Permian pumped at record rates

The region spanning West Texas and New Mexico will produce more than 2 million barrels of oil a day next month for the first time in data going back to 2007, the Energy Information Administration said Monday. It's the only area where output is forecast to grow, as production across the nation's major oilfields is expected to drop 0.7 percent in November to 4.43 million barrels a day.

The Permian Basin, the largest oil region in the U.S., has been the most profitable shale play during the drilling recovery because of its cheaper operating costs and abundant resource base. Explorers are paying higher prices for drilling rights in Permian fields. RSP Permian Inc. paid the equivalent of $45,000 per acre in the Delaware Basin, the highest level ever seen in that section of the Permian, when it agreed last week to buy Silver Hill Energy Partners, according to Canaccord Genuity Inc.

Oil output in the Permian will increase 30,000 barrels a day to 2.01 million, while the Eagle Ford Shale in South Texas is expected to drop 35,000 barrels per day and the Bakken in North Dakota and Montana is forecast to drop 21,000 barrels per day.

Slowing Decline

Overall U.S. oil production may be continuing a downward trajectory, but “declines are slowing,” wrote Scott Hanold, an analyst at RBC Capital Markets, in a report Monday. He said oil output will begin gradually ramping back up in 2017 through 2018.

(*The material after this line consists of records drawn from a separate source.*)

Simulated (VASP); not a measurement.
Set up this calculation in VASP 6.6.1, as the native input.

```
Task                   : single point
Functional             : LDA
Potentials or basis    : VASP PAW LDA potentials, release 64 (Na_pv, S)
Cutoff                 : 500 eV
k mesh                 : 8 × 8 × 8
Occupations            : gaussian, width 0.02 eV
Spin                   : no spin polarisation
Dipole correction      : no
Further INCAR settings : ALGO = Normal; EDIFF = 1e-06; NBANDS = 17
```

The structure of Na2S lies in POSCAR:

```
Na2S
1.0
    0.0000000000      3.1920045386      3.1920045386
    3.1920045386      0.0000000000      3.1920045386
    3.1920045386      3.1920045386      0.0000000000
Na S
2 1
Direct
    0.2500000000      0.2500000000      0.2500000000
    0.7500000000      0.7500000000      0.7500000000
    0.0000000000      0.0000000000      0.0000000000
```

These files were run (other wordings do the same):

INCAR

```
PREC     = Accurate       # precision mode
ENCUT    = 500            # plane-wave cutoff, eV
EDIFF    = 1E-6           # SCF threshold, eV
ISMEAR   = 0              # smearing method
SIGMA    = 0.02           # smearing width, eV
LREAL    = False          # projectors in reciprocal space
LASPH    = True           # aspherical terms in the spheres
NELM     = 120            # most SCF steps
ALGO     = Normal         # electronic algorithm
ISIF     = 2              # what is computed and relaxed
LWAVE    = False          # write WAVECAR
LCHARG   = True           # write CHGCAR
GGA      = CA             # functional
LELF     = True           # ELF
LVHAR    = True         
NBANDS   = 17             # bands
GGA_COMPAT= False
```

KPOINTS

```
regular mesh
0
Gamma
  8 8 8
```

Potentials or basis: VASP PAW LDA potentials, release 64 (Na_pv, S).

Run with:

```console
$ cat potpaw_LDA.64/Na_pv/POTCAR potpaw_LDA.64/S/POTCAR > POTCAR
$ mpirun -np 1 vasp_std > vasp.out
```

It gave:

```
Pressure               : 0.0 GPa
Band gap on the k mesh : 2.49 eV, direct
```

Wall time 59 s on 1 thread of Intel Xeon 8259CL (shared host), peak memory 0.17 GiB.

Even as current production slips, drilling rigs are going back to work at a rate that's expected to grow, or at least remain stable, in November. As rigs become more efficient, they're drilling more wells in less time, which will bring production online faster.

“Productivity per rig is something that should continue to grow across all major basins. It's a trend,” said Matt Marietta, an analyst at Stephens Inc. in Houston, Texas, by phone. “It'll be easy to have growth on a per-rig basis.”